Guest Post: Illinois Automatic IRA Bill (98th General Assembly)

March 7, 2013

Editor's note: This blog post was authored by Karen Harris, Director of Asset Opportunities at the Shriver Center.

For many retired Americans, the potential for financial insecurity is great. Although our government provides a modest monthly Social Security check ($1,152 on average) to retirees, Social Security was never meant to be the sole source of an individual’s retirement income. While $1,152 might be just barely enough money for a young healthy individual, being elderly is much more expensive. Among people who reach the age of 65, 70% will eventually require long-term health care and 30% will eventually receive nursing home care. The average cost of a semi-private nursing home room is $215 per day or $78,000 per year. Yet, according to the Social Security Administration, Social Security benefits constitute 50-90% of income for more than 33% of Social Security Recipients, and 90 to 100% for more than 31% of recipients. This means that about two out of three Social Security recipients over-rely on Social Security.

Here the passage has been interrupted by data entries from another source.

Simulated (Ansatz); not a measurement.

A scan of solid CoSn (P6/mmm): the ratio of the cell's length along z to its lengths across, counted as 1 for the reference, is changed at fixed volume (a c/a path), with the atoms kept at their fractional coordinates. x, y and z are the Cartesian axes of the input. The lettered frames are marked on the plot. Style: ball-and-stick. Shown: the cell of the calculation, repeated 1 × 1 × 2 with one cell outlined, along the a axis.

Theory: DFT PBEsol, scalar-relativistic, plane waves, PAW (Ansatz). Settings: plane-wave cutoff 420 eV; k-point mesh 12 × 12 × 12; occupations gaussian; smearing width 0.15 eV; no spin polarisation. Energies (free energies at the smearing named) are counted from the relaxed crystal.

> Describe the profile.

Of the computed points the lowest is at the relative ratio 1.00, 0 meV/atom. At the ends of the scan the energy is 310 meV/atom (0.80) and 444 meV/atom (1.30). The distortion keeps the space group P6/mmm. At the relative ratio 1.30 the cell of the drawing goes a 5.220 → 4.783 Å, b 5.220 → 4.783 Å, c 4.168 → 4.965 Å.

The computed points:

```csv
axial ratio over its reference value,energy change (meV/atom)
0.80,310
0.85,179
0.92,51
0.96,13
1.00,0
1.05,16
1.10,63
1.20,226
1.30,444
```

In order for retirees to avoid over-relying on Social Security, they must prepare during their working years. However, 49% of Americans say they are not saving any money for retirement. A 2012 Woodstock Institute Report shows that the lack of savings is primarily a problem of access to savings mechanisms. The report finds that across all Illinois state legislative districts at least 50% of full-time workers are not offered an employer sponsored retirement savings plan. As the Assets Report infographic shows, lower-income workers are much less likely to have access to these plans.

In order to address this widespread retirement problem, the Illinois Asset Building Group (IABG), along with the Shriver Center, AARP, SEIU and many other organizations are working to pass S.B. 2400/H.B. 2461 The Automatic IRA Program Act. This bill, sponsored by Senator Daniel Biss and Rep. Deborah Mell, would provide all full time workers in Illinois access to retirement savings accounts.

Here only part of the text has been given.